Solved – Using SVD on features before SVM classification, when p >> N

dimensionality reductionhigh-dimensionalsvdsvm

So I am going through Hastie's Elements of Statistical computing, and in section 18.3.5 which deals with computational shortcuts when the number of dimensions $p$ is much larger that the number of samples $N$ the authors mention:

When $p > N$ , the computations can be carried out in an $N$-dimensional
space, rather than $p$, via the singular value decomposition […]

Here is the geometric intuition: just like
two points in three- dimensional space always lie on a line, $N$ points
in $p$-dimensional space lie in an $(N − 1)$-dimensional affine subspace.

That does indeed make a lot of sense. They proceed to mention that:

This result can be applied to many of the learning methods discussed
in this chapter, such as regularized logistic regression, linear
discriminant analysis, and support vector machines.

My question is: Can this result be applied when using the RBF or some other non-linear kernel for the SVM?

If yes, then does it make any sense to perform SVM classification on the full-feature dataset, or should one always use the SVD transform of the data when $p \gg N$?

Best Answer

My question is: Can this result be applied when using the RBF or some other non-linear kernel for the SVM?

There's no gain. The result lies in the fact that instead of a coefficient vector $\beta_{P\times1}$ you have instead to estimate a $\beta_{N\times1}$, which is smaller.

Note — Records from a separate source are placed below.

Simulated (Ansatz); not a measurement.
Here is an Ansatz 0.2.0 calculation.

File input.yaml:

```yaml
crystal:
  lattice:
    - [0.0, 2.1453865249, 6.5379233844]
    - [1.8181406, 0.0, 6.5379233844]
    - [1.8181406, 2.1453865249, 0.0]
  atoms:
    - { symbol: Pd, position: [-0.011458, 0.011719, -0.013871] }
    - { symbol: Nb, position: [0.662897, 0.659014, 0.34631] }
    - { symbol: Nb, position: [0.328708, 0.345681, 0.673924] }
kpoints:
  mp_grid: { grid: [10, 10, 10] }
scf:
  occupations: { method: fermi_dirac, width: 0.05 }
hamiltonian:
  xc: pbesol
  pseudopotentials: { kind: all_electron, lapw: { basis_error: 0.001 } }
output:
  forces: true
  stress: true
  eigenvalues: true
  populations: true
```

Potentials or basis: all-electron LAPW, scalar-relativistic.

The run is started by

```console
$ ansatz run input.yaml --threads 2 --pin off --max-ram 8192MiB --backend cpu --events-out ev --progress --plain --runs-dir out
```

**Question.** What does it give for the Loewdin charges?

Consider the linear Kernel/Gram matrix decomposition, and notice $V$ is orthonormal:

$$K = XX^T=UDV^TVDU^T = UD^2U^T=(UD)(DU^T)= RR^T$$

As shown, applying kernels to the SVM you are already estimating $\beta_{N\times1}$ coefficients. So the solutions are the same, and there's no gain whatsoever. Other kernels are functions of the same dot product, reproducing this result.

Basically, any linear Kernel model already has this trick imbued into it. The trick only results in gains when Kernels are not explicitly used.